By: Simon Brooke :: 29 January 2025
I was listening to my friend Lesley Riddoch's podcast this morning, and she spoke, inter alia, of plans to produce 'green' aviation fuel at Grangemouth.
Lesley doesn't need me to teach her lessons about the potato famine. She knows as well as I do that the problem was not lack of food. She know as well as I do that in each successive year of the famine, Ireland exported record amounts of wheat.
Similarly, you could have walked out of the Live Aid concert in London in 1985, straight across the road to a supermarket, and bought a watermelon grown in Ethiopia. The problem in Ethiopia was not a lack of water to irrigate staple crops; it was that the water was being diverted to grow cash crops for export. This is the nature of famine under capitalism: it is almost never caused by lack of food. It is caused by the fact that the capitalist market distributes food inequitably.
What has this to do with aviation fuel?
A litre of aviation fuel is 8,250 calories; a ton of aviation fuel is 1,250 litres, so a ton is slightly north of ten million calories. The world burns 99 billion gallons of aviation fuel per year, or about three billion tons; that's around three quadrillion calories.
So how many people's food is that? A person needs about eight hundred thousand calories per year. So that's the equivalent of food for 3 billion people.
Of course, you can't eat aviation fuel. It's kerosene; it's poisonous. And you can't eat what it's made from, either; that's crude rock oil, the fossilised remains of ancient vegetation, which is also poisonous.
But we can't keep burning fossil fuels, because we're destroying our planet's habitable climate. So we have to stop. The proposal is that we switch from using fossil fuels to using 'green' fuels. Biofuels; fuels made, rather than from fossilised plants, from plants living and growing in the here and now.

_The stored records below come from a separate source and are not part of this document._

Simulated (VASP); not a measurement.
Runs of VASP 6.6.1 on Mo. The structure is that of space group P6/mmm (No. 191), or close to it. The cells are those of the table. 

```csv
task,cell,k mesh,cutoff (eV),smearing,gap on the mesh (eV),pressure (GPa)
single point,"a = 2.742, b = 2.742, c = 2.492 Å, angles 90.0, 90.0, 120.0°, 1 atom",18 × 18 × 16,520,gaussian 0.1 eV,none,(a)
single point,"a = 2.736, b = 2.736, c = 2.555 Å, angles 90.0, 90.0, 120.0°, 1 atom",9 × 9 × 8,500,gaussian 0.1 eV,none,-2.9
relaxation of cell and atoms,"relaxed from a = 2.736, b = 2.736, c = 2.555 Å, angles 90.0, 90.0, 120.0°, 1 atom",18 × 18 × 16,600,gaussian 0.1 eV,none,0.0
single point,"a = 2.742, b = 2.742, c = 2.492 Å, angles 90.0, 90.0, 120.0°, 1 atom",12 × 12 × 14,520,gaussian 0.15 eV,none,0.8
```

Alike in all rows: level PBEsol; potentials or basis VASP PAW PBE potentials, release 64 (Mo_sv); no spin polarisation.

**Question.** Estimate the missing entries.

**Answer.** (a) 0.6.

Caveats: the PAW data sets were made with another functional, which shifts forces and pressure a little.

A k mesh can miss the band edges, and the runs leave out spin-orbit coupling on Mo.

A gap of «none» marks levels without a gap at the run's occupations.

Plants which (by and large) aren't poisonous. Plants which (by and large) we can eat. And, because aviation fuel needs to be of very high energy density — which is to say high calorific value — in order that aircraft can lift sufficient of it to power their flight, it has to be made from plant material which has particularly high energy density. Which is to say is particularly nutritious.
And even if we cannot eat the particular plants from which there is a particular proposal to make aviation biofuel, nevertheless those plants need arable land on which to grow; and most of the world's available arable land is already in use producing food for people. We don't have much of it, and we're currently losing one hundred million hectares every year.
If we divert that land to producing biofuel, there's less land to grow food. Which means that people starve.
How many people?
Let's run the numbers.
Three and three quarter billion people.
So yes, you can divert agricultural production — good food — to Grangemouth to be made into fuel for aeroplanes. That is chemically, industrially, and possibly, to a limited extent, economically possible.
But to fly the aircraft we fly now, would require us to divert one half of the world's entire agricultural production to aviation fuel. Which is to say, if we're prepared to sacrifice the entire population of both India and China, we can continue to fly. But if we're not, aviation biofuel — 'green' aviation fuel — is a cynical lie, founded on a preparedness to sacrifice half of the world's population to starvation on the altar of fast travel for the rich few.